For over four decades, the game has been a way for friends and family to reconnect and bond over football during the holiday season. As the class of ‘85 got older, many of their children joined the game, embracing the tradition.

This year, the game included multiple female players for a change, one of which being 1985 alumna Kathleen King. King, who is a Rockville Centre native and Massachusetts resident. King said that over the years, she usually watched her sons play in the game and supported them from the sidelines.

“It’s probably the first time in six or seven years that I played football,” King said. “I don’t know what changed this year. I just thought it’d be fun to jump in the game. It was nice that everybody was like ‘great, no problem at all’.

The game also highlighted one of Cuomo’s nieces, High School freshman Katie Lovelock, who was the first female to catch a pass in the history of the tradition. In 2019, Sophia Perpero, another one of Cuomo’s nieces, was the first female to ever play in the Turkey Bowl, 39 years after the tradition began.

“Several years back, Sophia asked me at Thanksgiving why girls never played,” Cuomo said. “And I told her because they never asked but they were more than welcome to. So, she asked if she could play and she wanted to be the first girl to score a touchdown. And she was.”

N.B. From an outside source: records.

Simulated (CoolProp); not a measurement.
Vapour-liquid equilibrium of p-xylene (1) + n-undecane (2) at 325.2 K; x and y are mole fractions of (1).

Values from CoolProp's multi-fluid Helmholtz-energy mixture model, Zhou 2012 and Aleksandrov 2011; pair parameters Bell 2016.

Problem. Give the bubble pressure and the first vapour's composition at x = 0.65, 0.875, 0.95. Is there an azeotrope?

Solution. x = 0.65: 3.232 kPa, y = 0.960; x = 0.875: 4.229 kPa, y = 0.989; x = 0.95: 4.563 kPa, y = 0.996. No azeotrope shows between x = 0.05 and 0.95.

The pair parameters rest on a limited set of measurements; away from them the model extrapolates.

After the game, a large section of the group meets at EGP Oceanside, a local restaurant owned by one of his classmates, located just behind the field on Long Beach Road. Cuomo notes that the group, sometimes totaling over 40 people, would be accommodated with a room at the restaurant, where the meeting would become a small class reunion.

“When we were in high school, I would say the post game meals were probably us going to 7-Eleven, getting Big Gulps and microwave burritos, and sitting in the parking lot on the concrete blocks,” Cuomo said. “And over time it moved to Taco Bell, when we were in college and some of us in law school and just starting our jobs. And then as we got a little older, we matured a bit, so we started to pick a local restaurant and EGP became the right place to have it. At this point this is a brotherhood and a sisterhood. It’s just about old friends, whether they’re male, female, young, old, having a good time. Getting to see each other’s families grow up, catching up and maintaining a tradition over all these years, and we’re open to anyone that wants to be a part of that.”